It’s fair to say the people of Hawaii have earned a gold star for having survived, however unintentionally, the outer regions of the badlands we were most worried about this time last year. The nukes, the button, the Donald: the three amigos whose terrifying acquaintance most reasonable men and women might have postponed indefinitely.

Last Saturday morning, while Canadians were layering up to shovel, grumbling about the calamitous snowplumps punctuating our driveways, Hawaiians were walking through the fires of Mordor in their Aloha shirts thanks to this accidental Emergency Alert text message: “BALLISTIC MISSILE THREAT INBOUND TO HAWAII. SEEK IMMEDIATE SHELTER. THIS IS NOT A DRILL.”

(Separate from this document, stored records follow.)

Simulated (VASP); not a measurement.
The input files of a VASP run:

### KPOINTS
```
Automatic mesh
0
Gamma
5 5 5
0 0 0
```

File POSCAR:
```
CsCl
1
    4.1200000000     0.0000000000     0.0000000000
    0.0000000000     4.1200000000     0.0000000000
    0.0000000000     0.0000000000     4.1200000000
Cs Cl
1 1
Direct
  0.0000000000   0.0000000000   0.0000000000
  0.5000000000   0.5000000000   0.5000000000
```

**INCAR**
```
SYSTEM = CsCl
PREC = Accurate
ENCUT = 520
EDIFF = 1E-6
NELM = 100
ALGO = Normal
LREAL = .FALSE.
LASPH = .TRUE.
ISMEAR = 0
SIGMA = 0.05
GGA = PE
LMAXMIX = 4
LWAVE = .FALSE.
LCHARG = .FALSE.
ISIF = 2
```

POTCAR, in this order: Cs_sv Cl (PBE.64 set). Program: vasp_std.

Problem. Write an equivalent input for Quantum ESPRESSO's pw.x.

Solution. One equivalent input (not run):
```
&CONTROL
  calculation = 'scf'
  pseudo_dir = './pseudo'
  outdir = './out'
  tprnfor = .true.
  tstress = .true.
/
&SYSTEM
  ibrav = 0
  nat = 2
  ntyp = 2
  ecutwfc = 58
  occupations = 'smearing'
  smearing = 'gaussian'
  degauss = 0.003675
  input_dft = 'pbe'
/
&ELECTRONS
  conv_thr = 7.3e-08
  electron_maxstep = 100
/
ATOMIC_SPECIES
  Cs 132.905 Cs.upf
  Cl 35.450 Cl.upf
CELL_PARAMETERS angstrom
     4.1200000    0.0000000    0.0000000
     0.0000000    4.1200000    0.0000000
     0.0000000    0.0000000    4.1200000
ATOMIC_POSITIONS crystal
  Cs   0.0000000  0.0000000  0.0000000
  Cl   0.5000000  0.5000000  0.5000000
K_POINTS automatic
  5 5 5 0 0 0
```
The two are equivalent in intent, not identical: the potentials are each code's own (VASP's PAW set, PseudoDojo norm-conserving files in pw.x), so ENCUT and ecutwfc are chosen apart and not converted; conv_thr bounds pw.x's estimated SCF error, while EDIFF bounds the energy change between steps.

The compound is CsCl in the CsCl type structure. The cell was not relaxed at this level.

According to first-person accounts, in addition to seeking shelter, islanders spent their utterly frantic 38 minutes of impending doom filling bathtubs, calling loved ones, crying, amassing chocolate bars and other non-perishables, accessing pornography — a full 50 per cent increase in traffic to certain pornographic sites, according to some reports — and “finding God.”

Between prayer and pornography (stay tuned for America’s Final Choice: Will it be one final act of self congress with a computer or cramming for the exam at the pearly gates?), one name more than any other was on people’s lips. An online commentator to the Honolulu Star Advertiser put it best, perhaps (all-caps are the writers’ own):

“We stared at our own mortality ... So many I have talked to ACCEPTED that it was OVER. If you BELIEVED it was actually happening, then you’ve thought about what the minutes, hours, days and weeks afterward would be like. And you may have seen your death, brought along by the policies and behavior of POTUS. Or, you may have seen misery and pain in survival. THAT is the future Trump is building for us.”

Death. Misery. Pain. When does the making America great again segment begin? Is it in the final season? Can we fast-forward?

Trump supporters have, not surprisingly, eviscerated anyone who dares to connect him to the emotional fallout — the sobering “What if” scenarios — from this unfortunate incident, accusing them of opportunistic politicizing. They lay the world’s nuclear anxieties, in their entirety, on North Korea’s doorstep.

Maybe it’s naive, but my mother always taught me it takes two to tango: when a fight is big and bad, no one is blameless. In the event of a nuclear war, there will likely be two nations on the dance floor the night missiles light up the sky. The rogue nation will be answerable, but so, too, will that head of state who fails to fulfil even the most basic diplomatic duty.

The lesson from Hawaii is that a presidency marked by haste, provocation and the obliteration of long-established rules of political engagement — which do not and should not include social media — has added to the world’s, and indeed America’s own, baseline nuclear anxiety plausibility levels.

Sadly, the very idea of diplomacy in the Trump era has become synonymous with old-fashioned, namby-pamby wussy stuff for which an audience trained for maximum amusement — one that has conflated politics with entertainment — has very little patience or understanding.

When the helmsman of the world’s most powerful nuclear arsenal seeks to toss out the rule book, he must accept that his actions will absolutely, and necessarily, terrify people. The hot head in chief is only heroic in the movies and, as the people of Hawaii discovered last Saturday, the Trump Show is for real.

“You need to think of it like a dark comedy and laugh.” This is what a friend said to me earlier this week when we shared our Trump coping strategies. With one year down and three more to go (I don’t even say the words “eight” and “years” in the same sentence anymore), it’s worth a little time and effort to beef up my Trump Survival Toolkit, which, at present, consists of avoiding cable television at all costs, skimming print headlines and being grateful for every day that goes by that I don’t own a smartphone.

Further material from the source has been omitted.